I've begun to make my way through this mostly hidden world of shoes that defy the conventional notion of what a shoe is, and I'm taking you along with me on this new 'Shoe is Art' series. We've already seen the make-you-smile designs from Japanese shoemaker Tetsuya Uenobe - who can resist a stuffed leather bear hugging your ankle as you walk? - and we're going to look at other shoe artisans whose footwear creations are so wonderfully unorthodox that they essentially turn your foot into a walking exhibition. They range from the unique-but-not-a-massive-stretch-from-what-we're-used-to-seeing-these-days designs, to some that are just so out there they stop you in your tracks and cause your face to contort just a bit. (That happened to me today when I saw shoes made of dead animals. I guess when we wear leather we're doing the same, but this pair went well beyond the socially acceptable use of animals in footwear - would you be willing to walk on an actual hoof?) Whether you would wear these mind-bending designs or not doesn't matter; but if you're open to the concept, you can catch an intriguing statement from the designer/artist. And if you do wear them, you get to deliver that statement to the world.

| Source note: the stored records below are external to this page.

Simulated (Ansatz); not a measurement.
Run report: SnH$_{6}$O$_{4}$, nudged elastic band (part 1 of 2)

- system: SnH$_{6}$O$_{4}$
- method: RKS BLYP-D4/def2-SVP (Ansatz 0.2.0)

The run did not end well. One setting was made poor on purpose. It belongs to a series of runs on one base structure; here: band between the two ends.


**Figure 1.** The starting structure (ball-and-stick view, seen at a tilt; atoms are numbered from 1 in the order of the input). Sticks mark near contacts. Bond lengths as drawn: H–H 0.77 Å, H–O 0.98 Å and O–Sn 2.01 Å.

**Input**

Today we're looking at Dutch shoemaker and designer Jan Jansen whose work I was introduced to by Tetsuya when he mentioned Jansen as an influence on his own designs. Not suprising, considering 'the master of shoe design' is one of the most revered figures in the world of shoes, having created some of the most iconic and innovative styles to date. Jansen has been designing unconventional - though still largely wearable - shoes since the 1960s, the styles of which are still as relevant and current as ever, owing to his obliviousness to outside inflences: "Im not a trendsetter. I'm years ahead of the trendsetters." Jansen is probably the most prolific shoemaker when it comes to rethinking the design of the shoe; he is constantly developing new constructions, though he will use the the same ones for years and create variations of some.
Jansen has received numerous awards for his work, including the Kho Liang Ie Prize (1985), the Grand Seigneur (1996), The BKVB Oeuvre Prize (2002) and the Max Heijmans Ring (2006). Many of his works are displayed in museums and galleries in Europe, and still Jansen prefers to refer to himself as a craftsmen, rather than 'artist' which has been attributed to him by peers and fans. In 2007, Christie's auctioned the collection 'Jan Jansen, In His Shoes' - everything sold and all of the estimated selling prices were realised. And significantly, many of the lots were a single shoe.
With the exception of those gorgeous Orchid shoes above which are a current design on the market, this is a retrospective view of selected styles from the past five decades.
'Interchangeable 2', 1967. Metal frame mule with removeable patterned sock
'Serpent's Kiss', 1994, is constructed of a python upper that looks as if it could bite, mounted on a platform and heel which Jansen has reinvented in wavy, ribbon-like stainless steel.
For Snoecks', 2000. Suede, goat leather, patent goat leather, vulcanised sole.
Velazquez boots, 1979. These quilted satin platforms were made in collaboration with Fong-Leng to be worn with her red evening cloak, 'Velazquez'.
One variation of Jansen's iconic sandals with rattan frame, 1975. The original prototype in ochre was copied by Prada in 2006 without credit to Jansen, right down to the colour.
'High Tea', from Meubelcouture, meaning furniture couture. You're right, you can't wear it. It's not a shoe but a chaise longue, the structure of which Jansen based on his famous rattan frame sandal. If you tilt your head you can see that the seat features a face-to-face design in the leather.